# Grilled dijon/garlic baby-back ribs



## LarryWolfe (Aug 24, 2007)

That sounds great!!!  Gonna have to give it a try!!  Welcome to the board!!


----------



## Greg Rempe (Aug 24, 2007)

Hi Ben!  I love the basting trough on your grill to allow application during the cook!!...also like the adjustable rack over the flame!  Do you have any video of someone cooking on your grill?


----------



## Guest (Aug 24, 2007)

Post a link to yer site bro.
I googled it and saw the grills.

Very Nice and I agree with Big Daddy Greg the juice recovery trough is cool.
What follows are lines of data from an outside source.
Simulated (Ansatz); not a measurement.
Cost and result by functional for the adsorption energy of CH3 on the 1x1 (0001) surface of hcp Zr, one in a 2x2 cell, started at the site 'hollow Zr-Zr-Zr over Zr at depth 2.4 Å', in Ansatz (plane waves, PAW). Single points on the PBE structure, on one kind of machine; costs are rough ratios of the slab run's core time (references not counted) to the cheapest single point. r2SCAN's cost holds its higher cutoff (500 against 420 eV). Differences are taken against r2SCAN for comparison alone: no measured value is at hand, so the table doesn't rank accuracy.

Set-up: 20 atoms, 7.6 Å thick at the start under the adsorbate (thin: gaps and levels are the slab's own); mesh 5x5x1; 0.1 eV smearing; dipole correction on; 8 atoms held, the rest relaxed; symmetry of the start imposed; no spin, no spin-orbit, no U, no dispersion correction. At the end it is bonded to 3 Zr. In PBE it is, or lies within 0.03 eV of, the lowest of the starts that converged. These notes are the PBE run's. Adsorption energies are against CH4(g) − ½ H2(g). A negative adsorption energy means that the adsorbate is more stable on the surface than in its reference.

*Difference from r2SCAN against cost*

Now post some pics of them Ribs man!


----------



## Captain Morgan (Aug 24, 2007)

lol, just a few more posts and you can link.

Welcome!  Those ribs sound different.


----------



## wittdog (Aug 24, 2007)

Just BUMP you post up a few...


----------



## surfinsapo (Aug 24, 2007)

Hello, and that sounds awesome !!!!  
 :welcome


----------



## 007bond-jb (Aug 24, 2007)

Welcome Ben, What site?


----------



## surfinsapo (Aug 24, 2007)

007bond-jb said:
			
		

> Welcome Ben, What site?



The banner ad bro....  http://www.grillery.com/


----------



## 007bond-jb (Aug 24, 2007)

surfinsapo said:
			
		

> 007bond-jb said:
> 
> 
> 
> ...



OOPs


----------



## Greg Rempe (Aug 25, 2007)

Ben, She *lusts* after your grill!


----------